Questions
Your Azure bill increased 50% last month. Identify waste and implement cost controls.
The Scenario
Your Azure spending is out of control:
Monthly Bill Breakdown:
├── Virtual Machines: $45,000 (30%)
│ └── Many D-series running 24/7 including dev/test
├── Azure SQL: $30,000 (20%)
│ └── Premium tier for all databases
├── Storage: $22,500 (15%)
│ └── All data in Hot tier
├── AKS: $25,500 (17%)
│ └── Overprovisioned node pools
├── App Services: $15,000 (10%)
│ └── Premium V3 for all environments
└── Other: $12,000 (8%)
Total: $150,000/month
YoY Growth: 40%
Reserved Instance Coverage: 0%
Finance is asking for a 30% cost reduction without impacting performance.
The Challenge
Implement a comprehensive cost optimization strategy using Azure Cost Management, reservations, right-sizing, and architectural improvements.
A junior engineer might delete resources randomly, downgrade everything to the smallest size, skip reserved instances because of commitment fear, or ignore the problem hoping it goes away. These approaches break applications, cause performance issues, or don't address the root causes.

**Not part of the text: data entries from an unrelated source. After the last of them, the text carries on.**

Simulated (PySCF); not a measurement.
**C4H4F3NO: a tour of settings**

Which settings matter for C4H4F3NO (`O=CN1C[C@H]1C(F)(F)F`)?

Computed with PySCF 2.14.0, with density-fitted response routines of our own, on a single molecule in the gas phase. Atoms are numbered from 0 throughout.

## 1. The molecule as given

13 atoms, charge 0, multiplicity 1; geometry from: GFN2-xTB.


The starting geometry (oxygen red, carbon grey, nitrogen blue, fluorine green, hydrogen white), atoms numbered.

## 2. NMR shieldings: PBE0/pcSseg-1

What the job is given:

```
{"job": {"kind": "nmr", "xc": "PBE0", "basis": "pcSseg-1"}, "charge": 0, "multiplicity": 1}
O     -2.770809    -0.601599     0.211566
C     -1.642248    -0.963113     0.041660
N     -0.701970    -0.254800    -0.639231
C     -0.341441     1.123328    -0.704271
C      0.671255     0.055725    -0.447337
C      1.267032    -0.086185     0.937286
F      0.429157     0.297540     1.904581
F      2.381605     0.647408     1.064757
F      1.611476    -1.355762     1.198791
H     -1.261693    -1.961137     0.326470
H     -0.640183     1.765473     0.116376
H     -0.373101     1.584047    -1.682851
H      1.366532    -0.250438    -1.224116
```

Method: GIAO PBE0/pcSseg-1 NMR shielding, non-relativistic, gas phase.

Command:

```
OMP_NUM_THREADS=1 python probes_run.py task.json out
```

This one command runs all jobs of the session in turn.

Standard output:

A senior engineer analyzes usage patterns with Azure Advisor and Cost Management, implements reserved instances for stable workloads, right-sizes resources based on metrics, uses auto-scaling, implements proper resource lifecycle management, and sets up budgets with alerts.
Step 1: Analyze Current Spending
# Get cost breakdown by resource group
az consumption usage list \
--start-date 2024-01-01 \
--end-date 2024-01-31 \
--query "[].{ResourceGroup:resourceGroup,Cost:pretaxCost}" \
--output table
# Get Azure Advisor recommendations
az advisor recommendation list \
--category Cost \
--output table
# Export cost data for analysis
az costmanagement query \
--type Usage \
--scope "/subscriptions/{subscription-id}" \
--timeframe MonthToDate \
--dataset-grouping name=ResourceGroup type=Dimension \
--dataset-aggregation '{"totalCost":{"name":"Cost","function":"Sum"}}'Step 2: Implement Reserved Instances
// Reserved Instance savings calculator
// Standard D4s_v5 (4 vCPU, 16GB) in East US:
// - Pay-as-you-go: $140.16/month
// - 1-year reserved: $89.79/month (36% savings)
// - 3-year reserved: $57.67/month (59% savings)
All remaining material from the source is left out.